The effect of a call like on(canvas, 'ClickNode', feedback); is that each time the onClickNode function of the canvas is called, the feedback function is called immediately afterwards with the same parameters. We'll define the feedback function in the next step. The parameter of the onClickNode function of the canvas is the id of the node which was clicked. We could also interpret the mouse enter event as searching for the treasure, but that would probably lead to too much accidental searching. We use the onMouseOut event to remove the hint again.

Step 4: Provide Feedback

For providing the feedback to the user, we use the feedback function in the JavaScript block in the header.
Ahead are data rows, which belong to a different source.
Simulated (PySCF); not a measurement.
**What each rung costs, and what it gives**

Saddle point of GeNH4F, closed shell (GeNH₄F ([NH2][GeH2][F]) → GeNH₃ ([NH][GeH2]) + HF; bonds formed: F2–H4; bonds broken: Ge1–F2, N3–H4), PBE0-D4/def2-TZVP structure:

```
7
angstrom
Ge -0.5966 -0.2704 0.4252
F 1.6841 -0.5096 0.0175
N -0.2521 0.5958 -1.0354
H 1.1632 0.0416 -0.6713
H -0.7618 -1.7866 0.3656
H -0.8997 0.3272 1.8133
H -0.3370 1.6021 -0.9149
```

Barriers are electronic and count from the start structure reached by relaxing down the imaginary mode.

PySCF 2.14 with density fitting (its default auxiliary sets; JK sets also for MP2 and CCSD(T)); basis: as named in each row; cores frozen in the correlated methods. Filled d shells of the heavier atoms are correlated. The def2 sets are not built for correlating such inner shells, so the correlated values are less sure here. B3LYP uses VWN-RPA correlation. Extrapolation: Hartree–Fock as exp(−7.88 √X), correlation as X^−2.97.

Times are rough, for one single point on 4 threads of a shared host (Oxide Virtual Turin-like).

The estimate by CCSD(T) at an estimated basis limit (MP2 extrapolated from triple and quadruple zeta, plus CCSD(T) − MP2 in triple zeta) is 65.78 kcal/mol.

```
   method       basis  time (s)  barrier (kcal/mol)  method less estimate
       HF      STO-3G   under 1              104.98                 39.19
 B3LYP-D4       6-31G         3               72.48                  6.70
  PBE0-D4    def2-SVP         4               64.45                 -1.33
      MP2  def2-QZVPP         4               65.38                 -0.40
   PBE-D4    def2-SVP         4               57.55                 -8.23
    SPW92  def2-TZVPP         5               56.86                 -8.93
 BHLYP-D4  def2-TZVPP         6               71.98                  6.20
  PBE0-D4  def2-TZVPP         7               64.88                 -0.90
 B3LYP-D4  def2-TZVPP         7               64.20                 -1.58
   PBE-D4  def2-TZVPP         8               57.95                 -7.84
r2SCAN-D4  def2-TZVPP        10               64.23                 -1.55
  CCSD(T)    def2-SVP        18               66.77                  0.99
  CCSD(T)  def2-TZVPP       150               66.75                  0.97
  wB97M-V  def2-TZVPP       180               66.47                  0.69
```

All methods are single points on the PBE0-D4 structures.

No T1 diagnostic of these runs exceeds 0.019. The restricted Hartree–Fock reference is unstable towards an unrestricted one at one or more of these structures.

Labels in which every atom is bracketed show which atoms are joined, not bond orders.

function feedback(nodeId) {
  if (!distances) {
    return;
  }

  var distance = distances[nodeId];
  if (distance == 0) {
    // Hide another treasure.
    distances = null;
    hideTreasureAction.run();

    // Congratulations!
    // 
    alert('Congratulations! You found the treasure!\n\nThere is yet another treasure...');
  } else {
    // Display hint.
    var distStr = distance == 1 ? "one node" : distance + " nodes";
    hint.innerHTML = 'No, there is no treasure here, but it is only ' +
      distStr + ' away. Keep on searching!';
  }
}

We obtain the distance from the node where the user is searching to the treasure from the distances object. We assume that it looks like the following JavaScript object (we'll take care of that assumption on the server side).

  {
    "n-0" : 1,
    "n-1" : 0,
    "n-2" : 1,
    "n-3" : 2
  }

For each member, the key is the id of a node of the graph and the value is the length of the shortest path from this node to the treasure or, in other words, the distance to the treasure. If the distance is 0, the player found the treasure, congratulations and the game starts again. Otherwise we tell the player the current distance to the treasure by populating the hint placeholder in the page. The complete client side page looks like this (use the view source feature of your browser).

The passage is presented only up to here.